Two decent performances against Wolves and then Aston Villa have provided exactly nil points. Both Midlands teams were outplayed by the Canaries for long periods and yet both ended up winning their respective matches against City.

Against Spurs, Norwich produced yet another decent performance but this time they gained a point although I would think most of us say it should’ve been all three.

Spurs’ form has improved under Jose Mourinho and you only have to look at their squad to see that they have an abundance of ball players, not to mention the current best English striker in Harry Kane.

The resting of four players, Cantwell, McLean, Trybull and Byram and replacing them with Hernandez, Stiepermann, Vrancic and Lewis makes sense at this time of the year, although I was slightly surprised to see that Alex Tettey made his second game in as many days. Fair play to him though, he’s been in excellent form this season.

City started brightly and the return of Vrancic immediately provided composure and some excellent passing from midfield. He also returned with a bang as he scored his first goal since the last day of last season at Villa Park.

Buendia robbed Foyth in the visitors final third and Vrancic strode forward, through the Spurs defence who parted in front of him, before stroking the ball past Gazzaniga in the Spurs goal.

What followed a short time later though, was an example of why VAR is ruining football.

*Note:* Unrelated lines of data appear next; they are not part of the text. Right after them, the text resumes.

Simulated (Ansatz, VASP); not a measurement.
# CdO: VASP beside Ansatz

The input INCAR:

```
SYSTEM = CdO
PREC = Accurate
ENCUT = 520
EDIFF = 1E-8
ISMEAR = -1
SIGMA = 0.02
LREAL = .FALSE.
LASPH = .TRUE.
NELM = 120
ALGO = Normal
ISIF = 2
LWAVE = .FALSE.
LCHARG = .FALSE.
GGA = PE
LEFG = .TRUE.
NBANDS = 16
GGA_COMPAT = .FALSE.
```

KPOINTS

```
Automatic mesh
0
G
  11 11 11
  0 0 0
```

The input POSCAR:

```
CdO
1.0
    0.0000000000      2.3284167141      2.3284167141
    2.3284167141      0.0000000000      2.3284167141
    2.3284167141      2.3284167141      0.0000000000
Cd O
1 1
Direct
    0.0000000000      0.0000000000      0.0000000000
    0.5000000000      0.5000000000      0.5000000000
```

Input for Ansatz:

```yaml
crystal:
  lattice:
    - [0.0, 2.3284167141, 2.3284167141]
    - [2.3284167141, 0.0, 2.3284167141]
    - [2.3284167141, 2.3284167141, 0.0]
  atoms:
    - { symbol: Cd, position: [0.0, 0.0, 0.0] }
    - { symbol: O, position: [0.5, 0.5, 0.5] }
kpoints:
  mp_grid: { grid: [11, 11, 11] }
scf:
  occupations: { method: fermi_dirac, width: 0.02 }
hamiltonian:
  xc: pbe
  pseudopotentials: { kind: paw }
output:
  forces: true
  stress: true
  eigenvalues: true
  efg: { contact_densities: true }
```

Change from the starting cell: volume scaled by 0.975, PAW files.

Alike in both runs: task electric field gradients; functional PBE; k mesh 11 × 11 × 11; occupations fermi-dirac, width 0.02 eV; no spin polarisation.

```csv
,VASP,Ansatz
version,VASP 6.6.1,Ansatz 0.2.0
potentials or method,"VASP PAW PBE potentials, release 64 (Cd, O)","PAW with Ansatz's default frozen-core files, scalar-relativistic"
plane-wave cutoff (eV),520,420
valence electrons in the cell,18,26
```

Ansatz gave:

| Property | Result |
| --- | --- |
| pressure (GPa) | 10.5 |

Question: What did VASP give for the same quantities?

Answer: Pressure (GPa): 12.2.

Mario Vrancic played a sensational pass over the top to Teemu Pukki, who brought the ball down on his chest and fired past Gazzaniga.

Cue Carrow Road going wild, only to be stopped in their tracks by the dreaded realisation that VAR was checking for offside.

The goal was disallowed despite no flag from the linesman and everyone in the stadium thinking Pukki was on-side.

The picture that was provided by VAR HQ at the time on Tv is shown below. As you can see, Pukki appears at least level, with the defender maybe even ahead of him.

When did offside become measured in millimetres? This sort of thing is killing the game, it is ruining it and the powers that be need to realise this and change it.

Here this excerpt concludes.